Does this sound reasonable? Fae, are you interested in doing this?
For the record, this is on hold because no one seems interested in doing mass TIFF uploads at the moment. Whenever someone plans doing that, ping me or anyone from the Multimedia team and we can get back to this.
On 7 May 2014 02:37, Gergo Tisza gtisza@wikimedia.org wrote: ...
files on Commons is about 5 files per minute (very unscientific number, I just looked at the recent changes page), so a full-speed GWToolset run would
...
The consequent estimates appear off here. In practice, I have run 5 threads using GWT and the results were an average of 1 file per minute (i.e. 5 files every 5 minutes). These were 50MB to 110MB sized files, so waiting on the source website might add to delays.
Fae
On Wed, May 7, 2014 at 12:32 AM, Fæ faewik@gmail.com wrote:
The consequent estimates appear off here. In practice, I have run 5 threads using GWT and the results were an average of 1 file per minute (i.e. 5 files every 5 minutes). These were 50MB to 110MB sized files, so waiting on the source website might add to delays.

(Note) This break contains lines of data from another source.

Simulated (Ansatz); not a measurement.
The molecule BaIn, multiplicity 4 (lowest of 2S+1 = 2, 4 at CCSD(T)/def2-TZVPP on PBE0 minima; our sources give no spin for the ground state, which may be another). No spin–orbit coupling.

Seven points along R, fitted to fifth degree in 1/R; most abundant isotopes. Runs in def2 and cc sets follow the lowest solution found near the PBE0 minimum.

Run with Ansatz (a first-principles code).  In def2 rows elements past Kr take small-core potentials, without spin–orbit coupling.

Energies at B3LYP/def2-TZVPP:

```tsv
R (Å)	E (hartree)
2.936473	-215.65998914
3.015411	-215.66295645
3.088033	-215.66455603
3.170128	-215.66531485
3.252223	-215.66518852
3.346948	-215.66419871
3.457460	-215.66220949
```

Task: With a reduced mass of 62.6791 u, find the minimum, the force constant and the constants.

In theory it shouldn't: the scheduling and the uploads are done by two different jobs. The scheduler job reschedules itself for 1 minute later as soon as it started, then adds (# of threads) new upload jobs. Those jobs taking long does not delay the scheduler at all. Of course, just because a job schedules itself to run in a minute, there is no guarantee it is actually picked in that timeframe, so this might just depend on how congested the job queue is. We'll have to try and see.